Girls at Play

by | Jul 28, 2013 | Family Life, Marketing/Social Media | 0 comments

Girls' Lincoln Logs

Our former childcare provider had three kids, two girls and a boy. By the time my kids were at her in-home daycare the youngest of her kids was in high school. When my son went through a car-obsessed phase her husband told me that it was such a relief for him when they adopted their son. “The girls always wanted to tell me stories about their cars and how the cars were feeling. Jack just wanted to play cars.”

At the time my kids were each other’s favorite playmates and one of their favorite games was Trucktown Tornado. Trucktown was largely invented by my daughter. Many of the cars had names and personalities, they lived in a fictional place called Trucktown. During Trucktown Tornado the cars all had to drive to safe places where the kids would cover them with blankets. During Trucktown Restaurant my daughter took lunch orders, which she and my son filled with play-doh food. My son wanted to play with cars, my daughter wanted to play with my son and so she created a story around the cars.

Whether its nature or nurture, most of the little girls I know prefer a narrative structure to their play. It makes sense for toy companies to market to girls by creating toys that have a narrative structure. Why then does the above picture disturb me (and judging by my Facebook feed a large portion of other people I know) so much?

When I posted the picture to Facebook I mocked it, but here’s a dark truth. When I was a little girl I had Lincoln Logs. I liked to play with them. But I didn’t build houses with them, I played house with them. There were three distinct sizes of the logs perfect to create a mommy log, a daddy log and a baby log (you know the little ones for the corners).

With the stacks and stacks of Legos we owned, I built nothing but houses, complete with white picket fences and flowers. Also, the Lego people got married and lived in the houses. I had a toy tool kit, you guessed it the screwdriver was the daddy (I know). I even remember anthropomorphizing my rock collection.

Now, I was a special case, not allowed to have a Barbie Doll lest it give me an unrealistic body image, I was desperate. But, that’s sort of the point. Growing up in a typical 1970s second wave feminist household, before the ubiquitous pink marketing we now see, I still just wanted to play house.

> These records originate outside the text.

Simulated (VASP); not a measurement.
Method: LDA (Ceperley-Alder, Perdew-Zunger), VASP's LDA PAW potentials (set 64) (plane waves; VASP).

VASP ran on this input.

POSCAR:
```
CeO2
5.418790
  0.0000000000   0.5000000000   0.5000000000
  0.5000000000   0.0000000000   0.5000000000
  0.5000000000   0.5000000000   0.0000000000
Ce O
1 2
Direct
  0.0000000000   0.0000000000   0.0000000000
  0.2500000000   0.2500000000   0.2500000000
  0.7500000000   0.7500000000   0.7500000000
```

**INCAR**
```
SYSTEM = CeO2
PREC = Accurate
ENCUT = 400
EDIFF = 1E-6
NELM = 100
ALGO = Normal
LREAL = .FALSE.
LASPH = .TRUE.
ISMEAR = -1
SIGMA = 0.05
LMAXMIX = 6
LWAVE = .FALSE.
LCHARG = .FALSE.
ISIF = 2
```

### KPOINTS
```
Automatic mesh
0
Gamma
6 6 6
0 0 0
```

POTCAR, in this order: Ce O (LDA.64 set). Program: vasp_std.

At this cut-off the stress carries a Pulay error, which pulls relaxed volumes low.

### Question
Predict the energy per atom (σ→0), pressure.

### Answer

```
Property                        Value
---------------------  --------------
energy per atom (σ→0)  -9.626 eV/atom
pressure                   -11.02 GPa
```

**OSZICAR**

So why am I so bothered by the pink Lincoln Logs? It can’t just be that they’re tacky looking. It can’t just be that they’re unnecessary, the large majority of toys in my house are unnecessary. They just seem so regressive. Over all there’s a feeling that gender roles are becoming more, not less fluid. The girls I know flow easily between “types” being sporty and tomboyish one day and girly and dressy the next. I know young boys with hair longer than my daughter’s, and girls not with cute pixies but just short chopped hair. In preschool my son was not the only one to show up occasionally with painted nails.

This idea that toys should be clearly marked with pink or blue for girl or boy just doesn’t seem to fit in with the world in which my children live. Lincoln Logs is an old fashioned company, but it does it have to be quite so old fashioned?